I just keep imagining it inside my goat. I can see her out there, crunching on grass, drinking water, pooping, peeing … *gulp* … giving birth. The whole glass just smelled and looked and tasted like Rose the Goat. And I know it came from her because I squeezed her boobs while it came out. I am intimately intertwined with the animal that produced my food. TOO intimately. I monitor the shape of her bowel movements. I pulled her children out of her vajay-jay. I can fully comprehend this milk. And it disgusts me.
At present day, there’s nothing I enjoy more than the superior color and taste of fresh eggs from chickens I’m well acquainted with. (Thanks, Grandma Johnson!) And I very much look forward to dinner guests so that we can plop one of the juiciest, tastiest TeterRange chickens on the grill. But at first, for a moment, I was repulsed by these same things. (Some would say I’ve grown up. That I’m eating with the fullest pleasure–pleasure that does not rely on ignorance, that is.)
Eggs, meat … guess it was only a matter of time before dairy was made real for me. Can someone tell me how much longer until it passes?
I feel I haven’t been forthright about the surge of agrarian in my lifestyle. There are times when, instead of feeling like my morning is one long reading from the book of Psalms, I find myself wondering who is available to watch the kids while I go file for divorce.
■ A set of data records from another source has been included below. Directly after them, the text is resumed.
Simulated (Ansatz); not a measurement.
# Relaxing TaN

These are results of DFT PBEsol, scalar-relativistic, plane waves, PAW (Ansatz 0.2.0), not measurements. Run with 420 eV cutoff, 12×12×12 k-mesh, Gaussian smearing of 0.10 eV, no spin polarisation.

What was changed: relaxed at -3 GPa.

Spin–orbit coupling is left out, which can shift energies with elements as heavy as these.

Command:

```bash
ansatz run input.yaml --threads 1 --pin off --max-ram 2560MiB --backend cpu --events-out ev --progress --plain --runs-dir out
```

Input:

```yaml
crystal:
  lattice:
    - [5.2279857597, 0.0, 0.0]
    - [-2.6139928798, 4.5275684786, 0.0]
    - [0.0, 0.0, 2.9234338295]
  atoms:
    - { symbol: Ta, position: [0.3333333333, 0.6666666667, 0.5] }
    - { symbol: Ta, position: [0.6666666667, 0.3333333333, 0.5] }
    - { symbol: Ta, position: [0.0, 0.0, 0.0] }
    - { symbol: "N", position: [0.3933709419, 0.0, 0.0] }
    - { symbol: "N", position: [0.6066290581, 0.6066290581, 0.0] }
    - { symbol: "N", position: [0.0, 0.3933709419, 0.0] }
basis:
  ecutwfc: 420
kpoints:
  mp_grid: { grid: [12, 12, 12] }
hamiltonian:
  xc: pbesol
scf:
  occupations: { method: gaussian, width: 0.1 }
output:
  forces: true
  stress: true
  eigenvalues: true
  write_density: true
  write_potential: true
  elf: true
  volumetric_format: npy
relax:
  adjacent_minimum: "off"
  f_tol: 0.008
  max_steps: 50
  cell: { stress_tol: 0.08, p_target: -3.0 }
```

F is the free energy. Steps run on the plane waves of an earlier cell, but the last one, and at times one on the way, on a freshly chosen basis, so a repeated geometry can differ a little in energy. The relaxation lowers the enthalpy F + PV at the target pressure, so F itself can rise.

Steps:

And these moments are far more interesting to read about, right sickos?
The root of all problems is that Seth and I acquired lots of animals before we were actually “ready” for them. (preparedness = overrated!) Society could frown upon that, however! If we had waited until we were ‘ready,’ we would be dead or at least elderly. We probably won’t have $50,000 for a new barn and permanent fencing for a few days at least.
So, sans food hoppers, water lines, manure spreaders or hay lofts, we do things six buckets at a time. Whether it’s food, water, shelter — every action is sort of piecemeal and takes a lot of steps (and buckets!) from our back door to the animals. Most of the time this works out just fine. (Thank God Grandma Johnson got Molly that Radioflyer wagon for her birthday, amirite?Multipurpose!) The rest of the time, there is inclement weather.
During storms of wind, rain, hail or ice, things become very precarious as we stake down tarps that cover shelters, we reinforce portable fencing, we try in vain to keep bedding dry, and everybody just sort of buckles down at the mercy of God here on Six Buckets Farm. (Get it?!) Sometimes the air is filled with words like, “Jesus Christ!” (but not in the way you would read about in Matthew) or, “I’m putting everyone on Craiglist,” and other times we say things like “sonofabitch” or “Shit!” and then Molly follows us around repeating these phrases and then we feel even worse.
But you try to keep your goat’s shelter from blowing away in a hailstorm and then come lecture us about keeping your language clean. Not easy!
Luckily, there is a name for this kind of portable farming, (Seth would know — I think it’s intensive rotational grazing or something? I have no idea. I call it “Celebrating inefficiency”) and it’s becoming very trendy and even people with permanent structures are looking at things like portable electric netting and hoop houses and other things you can manage livestock with for $500 or less.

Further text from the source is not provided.